That rule would make sweeping rules concerning the valuation of produced federal onshore oil, natural gas, and coal for royalty purposes, and reinterpret existing regulations as to when produced natural gas is in marketable condition.

Congressman Paul Gosar (R-AZ) says the the proposed rule is a “bureaucratic nightmare” that would make it “impossible to produce coal on federal lands, including tribal land.”

According to a memorandum produced by the U.S. House Subcommittee on Energy and Natural Resources, the proposed rule “ignores the realities and economics of natural resource production and would grant absolute discretion to ONRR auditors.”

ONRR has said the new rule will cost the industry $80 million, but the mining industry pegs the cost in the hundreds of millions of dollars.

Rep. Gosar adds that the rule is an “unconstitutional tax on coal exports” that will "kill jobs" like those at the Kayenta Mine, a surface coal mine operated by Peabody Energy on the Navajo Indian Reservation in northern Arizona.
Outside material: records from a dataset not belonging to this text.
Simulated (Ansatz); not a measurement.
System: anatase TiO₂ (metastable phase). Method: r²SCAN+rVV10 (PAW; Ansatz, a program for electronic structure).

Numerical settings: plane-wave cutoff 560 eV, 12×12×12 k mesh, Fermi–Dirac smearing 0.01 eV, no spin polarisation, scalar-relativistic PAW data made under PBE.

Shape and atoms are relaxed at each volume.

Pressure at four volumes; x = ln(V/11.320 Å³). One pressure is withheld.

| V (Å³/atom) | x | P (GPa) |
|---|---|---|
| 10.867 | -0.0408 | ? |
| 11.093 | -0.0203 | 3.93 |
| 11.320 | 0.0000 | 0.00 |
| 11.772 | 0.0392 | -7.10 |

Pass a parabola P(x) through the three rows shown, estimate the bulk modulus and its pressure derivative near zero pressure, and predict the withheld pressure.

According to Peabody, the Kayenta Mine employees 430 people, ninety percent of whom are native people.

“Congress must block the Obama Administration’s overreaching new regulations utilizing the power of the purse in the end of the year funding bill,” said Gosar. "Arizonans simply can’t afford the president’s far-left agenda and we must put an end to this nonsensical war on coal.”